Standard Media Index chief executive Jane Schulze says “New Zealand is probably the most buoyant advertising market” compared to surveys conducted across Australia, Europe, the United Kingdom and Australia.
This statement comes after agency ad spend data for the 2016/2017 financial year, showing an 8.2 percent increase in overall spend across the major media channels.
Despite again putting in a strong performance by posting a figure of 20.8 percent growth, digital was not the fastest growing channel in the latest round of results.*
This accolade goes to the outdoor, which inflated by 24.9 percent year-on-year.
Schulze says the slow down in digital growth is to be expected given the explosion of the channel over the last few years.
“You can only grow at that rate before you eventually start to plateau,” she says.
This argument could certainly also be applied to outdoor industry, which is enjoying rapid growth on account of wide-scale digitisation of inventory across the country. There’s only so much inventory that can be digitised before this channel also plateaus into a new normal, which is looking like a very profitable place right now.
Schulze says another reason for the slowing of digital growth is “due to a large fall” in spend on the digital search category.
She says this is in line with international trends, with many marketers questioning how much they should be attributing to search in the media mix.
“Maybe that will turn around again in the coming year,” Schulze says.
The only channel to suffer a significant drop was the newspaper category, which slipped by 6.8 percent to $64 million for the last financial year.
Meanwhile, the other major print category—magazines–remained steady, posting a small 0.2 percent increase to reach $32 million.
While not necessarily good news, these results will be welcomed by the local market which would’ve been concerned by the recent ad spend figures out of Australia.
At the end of July, SMI figures revealed that newspaper ad spend had reduced by AU$100 million year-on-year while magazines plummeted by AU$29 million (18 and 16 percent respectively).

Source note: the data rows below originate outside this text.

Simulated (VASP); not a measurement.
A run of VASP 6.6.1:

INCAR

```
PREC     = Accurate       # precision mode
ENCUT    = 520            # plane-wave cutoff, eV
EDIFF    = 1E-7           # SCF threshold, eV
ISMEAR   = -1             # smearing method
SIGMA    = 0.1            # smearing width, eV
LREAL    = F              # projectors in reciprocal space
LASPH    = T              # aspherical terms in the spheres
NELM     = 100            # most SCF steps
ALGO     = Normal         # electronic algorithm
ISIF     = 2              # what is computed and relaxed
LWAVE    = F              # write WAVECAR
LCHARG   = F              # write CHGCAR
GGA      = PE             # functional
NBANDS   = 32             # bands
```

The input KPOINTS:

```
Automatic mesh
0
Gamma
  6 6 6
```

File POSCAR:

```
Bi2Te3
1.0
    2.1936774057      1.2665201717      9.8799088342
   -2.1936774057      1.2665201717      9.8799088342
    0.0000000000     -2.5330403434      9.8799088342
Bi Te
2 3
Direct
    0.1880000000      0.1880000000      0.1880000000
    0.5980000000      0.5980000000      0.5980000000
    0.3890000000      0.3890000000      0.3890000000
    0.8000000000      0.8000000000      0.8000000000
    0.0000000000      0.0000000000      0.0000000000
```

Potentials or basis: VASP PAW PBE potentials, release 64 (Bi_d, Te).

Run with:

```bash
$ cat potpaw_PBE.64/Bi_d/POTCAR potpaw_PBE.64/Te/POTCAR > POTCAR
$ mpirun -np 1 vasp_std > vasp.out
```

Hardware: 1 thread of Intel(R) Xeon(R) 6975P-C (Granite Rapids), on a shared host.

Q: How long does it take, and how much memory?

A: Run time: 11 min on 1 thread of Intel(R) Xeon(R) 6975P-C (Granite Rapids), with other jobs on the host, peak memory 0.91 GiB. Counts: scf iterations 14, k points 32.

Schulze credits the relative stability of the New Zealand market to the success of local owners in continuing to remind advertisers of how valuable magazines and newspapers can be to the overall media mix.
“The local owners have done an amazing job of holding the line,” she says.
This observation also extends to the local television market, which slipped by 1 percent but still posted $412 million in overall spend.
Schulze also points out that while television might have dipped year-on-year, the channel did post a very strong June quarter, largely due to the Lions tour.
“Advertisers still flock to the television whenever there’s a big event,” she says.
Election spike on the cards?
With New Zealand quickly hurtling toward what is shaping up to be one of the most eventful elections in recent memory, Schulze expects there to be another ad spend spike in the coming quarter.
Last year during the Australian election, she says there was AU$19 million increase in advertising spend during that quarter of the financial year.
“This was due to government spending, trade unions, interest groups and brands interested in tapping into the hype.”
Schulze says she wouldn’t be surprised at all if something similar happened on this side of the ditch over the next quarter.